Consider your ideal work schedule and parameters going forward and keep them in mind as you seek out your next role.
"Companies have compensation philosophies," Bauke explains. There will be some who offer lower salaries with more benefits. Others may offer a higher salary and fewer benefits, or a higher salary with the expectation that you'll put in more hours.
Ask yourself what's most important to you in this stage of your life in terms of salary, vacation time, and other benefits, and keep that combination in mind as you search.
It's also important to consider how your next role fits into your long-term work plans.
"This next job very likely won't be your last job," says Gorick Ng, Harvard career adviser and author of "The Unspoken Rules." "It'll be a stepping stone to another opportunity." Ask yourself, where do you want your career to be in the next two years? Five years? Ten years?

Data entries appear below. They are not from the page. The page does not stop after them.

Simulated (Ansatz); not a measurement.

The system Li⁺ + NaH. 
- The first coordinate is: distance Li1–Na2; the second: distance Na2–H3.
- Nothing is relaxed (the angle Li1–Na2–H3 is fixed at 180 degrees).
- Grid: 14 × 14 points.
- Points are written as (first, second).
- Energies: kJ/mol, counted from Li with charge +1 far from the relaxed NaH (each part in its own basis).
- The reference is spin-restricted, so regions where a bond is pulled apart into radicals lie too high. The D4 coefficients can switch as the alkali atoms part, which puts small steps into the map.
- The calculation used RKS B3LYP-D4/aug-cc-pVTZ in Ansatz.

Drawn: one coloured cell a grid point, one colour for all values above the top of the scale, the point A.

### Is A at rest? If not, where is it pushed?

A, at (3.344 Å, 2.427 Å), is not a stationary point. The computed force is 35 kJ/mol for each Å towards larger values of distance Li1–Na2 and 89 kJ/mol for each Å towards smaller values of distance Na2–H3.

Then consider how this next role could play into that. Maybe it could teach you new skills you'll need down the line or be a first step in the direction of a leadership or executive role. Make a plan for your career down the line and keep that in mind as you search.
Video by Courtney Stith
Some of the biggest reasons people leave their current roles include "problems involving your co-workers" and "issues around where the organization is headed," says Ng. As you explore your next role, consider the kind of environment you want to be in.
While you can't usually control who your coworkers are, a company culture can give a sense of the kind of people it attracts to work there. A shared sensibility or goal could help you navigate any potential co-worker conflicts that could come up. Ask yourself, what kind of company culture or values would help you thrive?
Ultimately, looking for a job "is kind of like shopping in a grocery store," says Ng. "You'll more likely walk out with the ingredients you want and the dish that you intended to cook, if you walked into that grocery store with a grocery list."